Intervals for A, B and their difference.

Let \(\bar{A}\) be our estimator of the population mean \(\mu_A\) for Group A, and let \(\text{SE}(\bar{A})\) be its standard error. Similarly, let \(\bar{B}\) be our estimator of the population mean \(\mu_B\) for Group B, with standard error \(\text{SE}(\bar{B})\). If the samples we used to construct \(\bar{A}\) and \(\bar{B}\) are independent, then \(\text{Cov}(\bar{A}, \bar{B}) = 0\) and \[\text{SE}(\bar{A} - \bar{B}) = \sqrt{\text{SE}(\bar{A})^2 + \text{SE}(\bar{B})^2}\] as in the example from above. If \(\bar{A}\) and \(\bar{B}\) are approximately normally distributed, say by appealing to the central limit theorem, then we can construct 95% confidence intervals for \(\mu_A\), \(\mu_B\) as follows \[\mu_A \colon \quad \bar{A} \pm 2 \times \text{SE}(\bar{A}), \quad \quad \mu_B\colon \quad \bar{B} \pm 2 \times \text{SE}(\bar{B}).\] Similarly, we can construct a confidence interval for the difference in means \(\mu_A - \mu_B\), namely \[ (\bar{A} - \bar{B}) \pm 2 \times \text{SE}(\bar{A} - \bar{B}). \] More generally, to construct an approximate \((1 - \alpha) \times 100%\) confidence interval, we would replace the 2 above with the appropriate quantile of a standard normal distribution.¹ Below I’ll call this quantile \(z\) for short.

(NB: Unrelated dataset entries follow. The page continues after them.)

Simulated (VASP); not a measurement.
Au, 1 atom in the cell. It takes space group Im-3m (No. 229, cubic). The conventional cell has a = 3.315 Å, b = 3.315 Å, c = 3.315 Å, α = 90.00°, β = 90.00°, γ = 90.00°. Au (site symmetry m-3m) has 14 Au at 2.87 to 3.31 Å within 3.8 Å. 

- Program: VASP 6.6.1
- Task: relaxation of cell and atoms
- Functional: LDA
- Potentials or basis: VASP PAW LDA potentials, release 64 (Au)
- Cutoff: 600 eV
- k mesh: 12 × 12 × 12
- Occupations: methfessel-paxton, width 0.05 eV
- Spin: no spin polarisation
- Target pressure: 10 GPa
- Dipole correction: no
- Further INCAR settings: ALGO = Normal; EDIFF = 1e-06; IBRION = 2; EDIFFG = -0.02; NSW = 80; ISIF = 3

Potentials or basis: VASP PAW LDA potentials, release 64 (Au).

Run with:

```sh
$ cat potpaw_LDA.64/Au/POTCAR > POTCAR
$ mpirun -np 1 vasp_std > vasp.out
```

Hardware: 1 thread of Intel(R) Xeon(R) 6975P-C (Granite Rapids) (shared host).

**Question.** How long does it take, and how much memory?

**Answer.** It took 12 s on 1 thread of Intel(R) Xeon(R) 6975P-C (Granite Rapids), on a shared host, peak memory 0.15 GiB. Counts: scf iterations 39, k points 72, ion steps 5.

When is the difference significant?

The difference between \(\mu_A\) and \(\mu_B\) is statistically significant at the \(\alpha \times 100%\) level if the confidence interval for \(\Delta\) does not include zero, i.e. if \(|\bar{A} - \bar{B}| > z \cdot \text{SE}(\bar{A} - \bar{B})\). But working with absolute values will quickly become tedious, so without loss of generality, let’s assume \(\bar{A} \geq \bar{B}\). If this doesn’t hold, we can always relabel the two groups so it does hold. Then the condition for a significant difference becomes \[(\bar{A} - \bar{B})/z > \text{SE}(\bar{A} - \bar{B}).\]

When do the intervals overlap?

Again, without loss of generality, we can assume that \(\bar{A}\geq \bar{B}\). Now think about what it would mean for the two confidence intervals to overlap. The center of the interval for \(\mu_A\) is to the right of the center of the interval for \(\mu_B\) since \(\bar{A} \geq \bar{B}\). So for the two intervals to overlap, the lower confidence limit of the \(\mu_A\) interval must be to the left of the upper confidence limit of the \(\mu_B\) interval. This figure illustrates the logic using \(z = 2\).

From the figure, we see that the two intervals overlap if \[\bar{A} - 2 \cdot \text{SE}(\bar{A}) < \bar{B} + 2 \cdot \text{SE}(\bar{B})\] Rearranging, and using the generic quantile \(z\), this becomes \[(\bar{A} - \bar{B})/z < \text{SE}(\bar{A}) + \text{SE}(\bar{B}).\]

Formalizing the Question

Can the confidence intervals for A and B overlap despite there being a significant difference of means between the two groups? Using the results from above, this question is equivalent to asking whether it’s possible for both of these inequalities to hold at the same time:

1. Overlapping CIs: \((\bar{A} - \bar{B})/z < \text{SE}(\bar{A}) + \text{SE}(\bar{B})\)
2. Significant Difference: \((\bar{A} - \bar{B})/z > \text{SE}(\bar{A} - \bar{B})\)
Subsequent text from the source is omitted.